Need help in getting report on exceptions

msing34 · ‎10-26-2017

I have log files where we are getting different type of error messages

[10/26/17 17:29:59:635 CDT] 00030f30 SystemErr R com.test.myapp.framework.error.exception.TransactionException: com.test.myapp.framework.error.exception.CommandException: Problem with COLD external system
at com.test.myapp.transactionscripts.transactions.ColdHealthStatementsT.getModel(ColdHealthStatementsT.java:44)
at com.test.myapp.transactionscripts.ViewStatsTS.getModel(ViewStatsTS.java:102)
at com.test.myapp.actions.MemberAction.doRender(MemberAction.java:167)
at com.test.myapp.actions.portlet.PortletAction.doRender(PortletAction.java:40)
at com.test.myapp.framework.action.BaseAction.dispatch(BaseAction.java:455)
at com.test.myapp.actions.SecureMemberAction.dispatch(SecureMemberAction.java:72)
at com.test.myapp.framework.action.BaseAction.execute(BaseAction.java:196)

[10/26/17 17:33:50:916 CDT] 000619ae SystemErr R java.net.SocketTimeoutException: Read timed out

[10/26/17 17:23:08:145 CDT] 0009e9ce SystemErr R com.test.myapp.framework.error.exception.ApplicationException: com.test.mbr.ldap.adapter.LDAPAdapterException: Couldn't update user:
at com.test.myapp.actions.EasyLoginAction.validateUserLDAPdataForTwoKey(EasyLoginAction.java:1402)
at com.test.myapp.actions.EasyLoginAction.doRender(EasyLoginAction.java:764)
at com.test.myapp.framework.action.BaseAction.dispatch(BaseAction.java:455)
at com.test.myapp.framework.action.BaseAction.execute(BaseAction.java:196)
at org.springframework.web.struts.DelegatingActionProxy.execute(DelegatingActionProxy.java:110)
at org.apache.struts.action.RequestProcessor.processActionPerform(RequestProcessor.java:484)
at org.apache.struts.action.RequestProcessor.process(RequestProcessor.java:274)
at org.apache.struts.action.ActionServlet.process(ActionServlet.java:1482)

I want to do 2 things

I want to get report on Different type of Excpetions and counts
I want to set up alert via email when a specific threshold is breached .

How can I do that .

Richfez · ‎10-27-2017

Ah, the lovely java error logs!

I only deal with java logs a bit, but these look reasonably straightforward. If you don't care about all the huge trailing pile of 'at .com..." lines, you could do something like this as a start.
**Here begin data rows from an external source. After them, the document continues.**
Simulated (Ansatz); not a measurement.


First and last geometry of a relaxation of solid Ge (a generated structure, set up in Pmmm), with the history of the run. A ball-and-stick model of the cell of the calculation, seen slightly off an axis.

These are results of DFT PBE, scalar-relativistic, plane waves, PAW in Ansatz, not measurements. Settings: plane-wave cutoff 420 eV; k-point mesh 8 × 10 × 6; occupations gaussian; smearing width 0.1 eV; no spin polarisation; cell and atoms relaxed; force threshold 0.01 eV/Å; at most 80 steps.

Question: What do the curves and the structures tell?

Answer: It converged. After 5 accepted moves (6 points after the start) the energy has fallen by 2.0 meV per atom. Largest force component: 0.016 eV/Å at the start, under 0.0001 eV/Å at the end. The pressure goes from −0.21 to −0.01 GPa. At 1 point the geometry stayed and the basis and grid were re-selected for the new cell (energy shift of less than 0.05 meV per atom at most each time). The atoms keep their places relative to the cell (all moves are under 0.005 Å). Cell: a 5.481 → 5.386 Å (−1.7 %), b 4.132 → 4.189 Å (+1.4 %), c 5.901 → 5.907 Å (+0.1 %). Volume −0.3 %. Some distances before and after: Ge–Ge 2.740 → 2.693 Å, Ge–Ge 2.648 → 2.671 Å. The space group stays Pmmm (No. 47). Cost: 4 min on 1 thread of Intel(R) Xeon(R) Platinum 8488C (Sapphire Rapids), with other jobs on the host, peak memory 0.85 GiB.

my search here | rex "^(?<DateTimeString>\[\d{2}\/\d{2}\/\d{2}\s\d{2}:\d{2}:\d{2}:\d{3}\s\w{3}\])\s(?<ExceptionID>\S{8})\s(?<Exception_Level>\S+)\s(?<SomeCharacter>\S+)\s(?<MyError>.*)"

Should return

DateTimeString = [10/26/17 17:29:59:635 CDT]
ExceptionID = 00030f30
Exception_Level = SystemErr
SomeCharacter = R
MyError = com.test.myapp.framework.error.exception.TransactionException: com.test.myapp.framework.error.exception.CommandException: Problem with COLD external system

There could be line breaking issues - if the rex grabs ALL the remaining text as "MyError" we can fix that, I'd just have to look up the multiline or non-multiline option on the rex.

Protip: if that works fine and you'd like to make it automatically happen, you COULD edit transforms or props and put it there, or you could start the field extractor, pick your sourcetypes/events you want to extract from, do a regex based extraction and then click the option to "I'll write my own" and paste in the rex's extraction (without quotes) and if that works, save it! You may have to change the permissions on it to share it globally.

Once you have those fields extracting, there are a variety of ways to get to a report and/or alert.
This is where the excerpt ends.